To compute probabilities for Brownian motions, we generally use the properties of the Normal distribution and the independent increments.

A random walk is a discrete-time Markov chain $S_0, S_1, S_2, \ldots$ where $S_0 = 0$ and, $$ S_n = Y_1 + Y_2 + \ldots + Y_n, $$ and $Y_1, Y_2, \ldots$ are i.i.d. random variables. Assume $\mathbb{E}[Y_i] = 0$.

Further, if we assume $\mathrm{Var}(Y_i) = 1$, we get $\mathrm{Var}(S_n) = n$.

Interpolating between the values $S_n$ we can make this into a continuous-time process $S_t$ where $\mathrm{Var}(S_t) \approx t$.

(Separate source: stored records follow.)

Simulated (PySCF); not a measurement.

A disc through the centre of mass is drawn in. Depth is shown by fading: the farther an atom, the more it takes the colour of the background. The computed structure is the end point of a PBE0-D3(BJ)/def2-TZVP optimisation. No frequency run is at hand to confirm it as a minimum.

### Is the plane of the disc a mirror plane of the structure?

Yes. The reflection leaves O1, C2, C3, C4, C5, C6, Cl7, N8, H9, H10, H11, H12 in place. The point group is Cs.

We may scale with an $s > 0$ to get processes $S_t^{(s)} = \frac{S_{st}}{\sqrt{s}}$ where we get $\lim_{s \to \infty} \mathrm{Var}(S_t^{(s)}) = t$.

It turns out that the processes $S_t^{(s)}$ when $s \to \infty$ are exactly Brownian motion, no matter what type of $Y_i$ we start with.

This is the Donsker’s invariance principle, which is a generalization of the central limit theorem to stochastic processes ².

A set of random variables $X_1, X_2, \ldots, X_k$ has a multivariate normal distribution if, for all real $a_1, a_2, \ldots, a_k$, $a_1 X_1 + a_2 X_2 + \ldots + a_k X_k$ is normally distributed.

It is completely determined by the expectation vector $\mu = (\mathbb{E}[X_1], \mathbb{E}[X_2], \ldots, \mathbb{E}[X_k])$ and the $(k \times k)$ covariance matrix $\Sigma$ where $\Sigma_{ij} = \mathrm{Cov}(X_i, X_j)$.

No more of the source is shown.